Prague, Oct 5 (CTK) – Migrant women who work in households, hotels and massage parlors in the Czech Republic are threatened with exploitation at work, the La Strada organisation, which helps victims of human trafficking, said on Wednesday.
It presented results of its two-year project to increase the awareness of migrant women working at not easily accessible places of their rights, on which it cooperated with German and Austrian partners.
La Strada says one of the major problems of these women, who come mainly from the Philippines, Thailand and Ukraine, is isolation, especially if they live with their employers. It is difficult to inform them about their rights, the NGO adds.
This is why La Strada demands that the Czech Republic adopt the convention concerning decent work for household aides of the International Labour Organisation (ILO), La Strada director Marketa Hronkova told CTK.
The most threatened group are household aides who live with the family. The situation of the women who come to households for work, mostly Ukrainians, and do not lose contact with society is a bit better.
Hronkova points out that a contract must be signed on household aid, the workers should pay taxes and insurance of the wage and the contracted working hours must be kept as well. However, it is often not the case, she added.
Within the project, La Strada si trying to find methods how to contact migrant women. It would like to use “culture mediators” for the Philippine and Thai communities, Hronkova said.
Field workers provide information on aid for the women, while they at the same time try not to threaten their working position, even though these women often work for a very low wage under inconvenient conditions.
They often do not perceive that they are actually being exploited, Hronkova said.

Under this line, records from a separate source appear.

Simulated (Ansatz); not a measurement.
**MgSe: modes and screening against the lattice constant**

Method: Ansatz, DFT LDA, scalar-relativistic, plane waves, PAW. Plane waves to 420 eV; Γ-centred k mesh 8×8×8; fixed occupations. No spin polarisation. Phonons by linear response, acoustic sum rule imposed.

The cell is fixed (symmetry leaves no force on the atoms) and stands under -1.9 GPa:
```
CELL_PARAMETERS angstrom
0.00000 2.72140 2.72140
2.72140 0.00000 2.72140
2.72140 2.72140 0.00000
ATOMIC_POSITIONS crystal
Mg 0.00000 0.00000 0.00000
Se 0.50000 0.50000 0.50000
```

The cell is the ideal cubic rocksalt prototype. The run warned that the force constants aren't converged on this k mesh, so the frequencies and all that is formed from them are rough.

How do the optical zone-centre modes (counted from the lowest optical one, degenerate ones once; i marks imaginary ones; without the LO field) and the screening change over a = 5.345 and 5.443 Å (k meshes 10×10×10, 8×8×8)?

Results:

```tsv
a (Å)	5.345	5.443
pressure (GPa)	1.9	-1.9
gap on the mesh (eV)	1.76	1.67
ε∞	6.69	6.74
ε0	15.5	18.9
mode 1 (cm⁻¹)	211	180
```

There are no official statistical data about the number of people working in households in the Czech Republic. La Strada estimates it at thousands.
The latest report on suppressing illegal employment worked out for the government and the statistics on foreigners employment show that the number of foreign employees in the Czech Republic has more than tripled in the past 15 years.
In 2001, some 104,000 were employed there, while last year it was over 323,000.
After Slovaks, Ukrainians are the second biggest group of foreigners on the Czech labour market.